Timothy Miller, the owner and sole employee of Air Sorce-1, delivered a new furnace to Kelly Brannen’s home. Nick Hunckler lived with Brannen at the time and was home when the furnace arrived. Miller asked Hunckler to help him move the furnace to the basement, and he agreed. Huckler was at the top of the stairs and when he attempted to get a better grip on the furnace, sliced his hands on metal edges. His injuries required several surgeries and left him with continued impaired use of his left hand.
Hunckler sued Miller and Air Sorce-1 for negligence, and the trial court granted the defendants’ motion for summary judgment. It determined that Hunckler was a volunteer and applied the volunteer duty of care as stated in Thompson v. Owen, 141 Ind. App. 190, 218 N.E.2d 351 (Ind. Ct. App. 1966).

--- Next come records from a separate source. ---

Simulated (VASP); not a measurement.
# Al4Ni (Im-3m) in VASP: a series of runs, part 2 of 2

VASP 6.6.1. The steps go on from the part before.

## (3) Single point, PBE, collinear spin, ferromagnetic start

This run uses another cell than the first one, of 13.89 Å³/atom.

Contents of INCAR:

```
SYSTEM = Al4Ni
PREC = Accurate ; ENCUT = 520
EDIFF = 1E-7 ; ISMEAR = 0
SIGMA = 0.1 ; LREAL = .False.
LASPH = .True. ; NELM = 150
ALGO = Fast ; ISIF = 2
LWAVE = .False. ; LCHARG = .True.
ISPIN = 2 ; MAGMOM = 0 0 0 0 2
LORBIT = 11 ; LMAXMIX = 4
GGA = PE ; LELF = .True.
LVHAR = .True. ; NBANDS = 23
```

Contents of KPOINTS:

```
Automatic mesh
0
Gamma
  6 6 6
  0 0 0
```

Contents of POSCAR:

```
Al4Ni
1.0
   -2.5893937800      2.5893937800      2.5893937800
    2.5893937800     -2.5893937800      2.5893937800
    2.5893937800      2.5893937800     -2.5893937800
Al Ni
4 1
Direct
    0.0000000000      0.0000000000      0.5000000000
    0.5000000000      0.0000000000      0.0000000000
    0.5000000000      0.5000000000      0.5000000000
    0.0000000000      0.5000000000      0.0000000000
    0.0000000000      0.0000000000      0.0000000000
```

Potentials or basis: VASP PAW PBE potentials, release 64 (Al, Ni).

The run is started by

In Nick Hunckler v. Air Sorce-1, Inc., Timothy Miller and Kelly A. Brannen, 84A01-1405-CT-217, Hunckler argued that Thompson does not apply to him because the case at bar is not a premises liability case, as was Thompson. That case involved a man injured while helping a neighbor start her father’s lawnmower on her property. Judges John Baker and James Kirsch – the majority in this case – questioned whether even Thompson is binding precedent as it was decided by a split panel of the COA at a time when the panel was made up of four judges. But, they decided to adopt an approach used by Michigan that abandoned the volunteer doctrine and returned this area of the law to traditional agency and tort principles.
“We will continue to rely on traditional tort and agency principles and, to the extent it was ever applied, abandon the volunteer doctrine. Therefore, it follows that ordinary negligence principles apply in the instant case. We find that there are genuine issues of material fact as to duty, causation, breach, and damages,” Baker wrote.
Judge Margret Robb agreed with her colleagues that summary judgment should be reversed, but wrote separately to address that the appeals court didn’t even need to discuss Thompson nor abandon the volunteer doctrine it espoused. It may not be binding precedent and the situation decided by Thompson is not the same situation as in Hunckler’s case.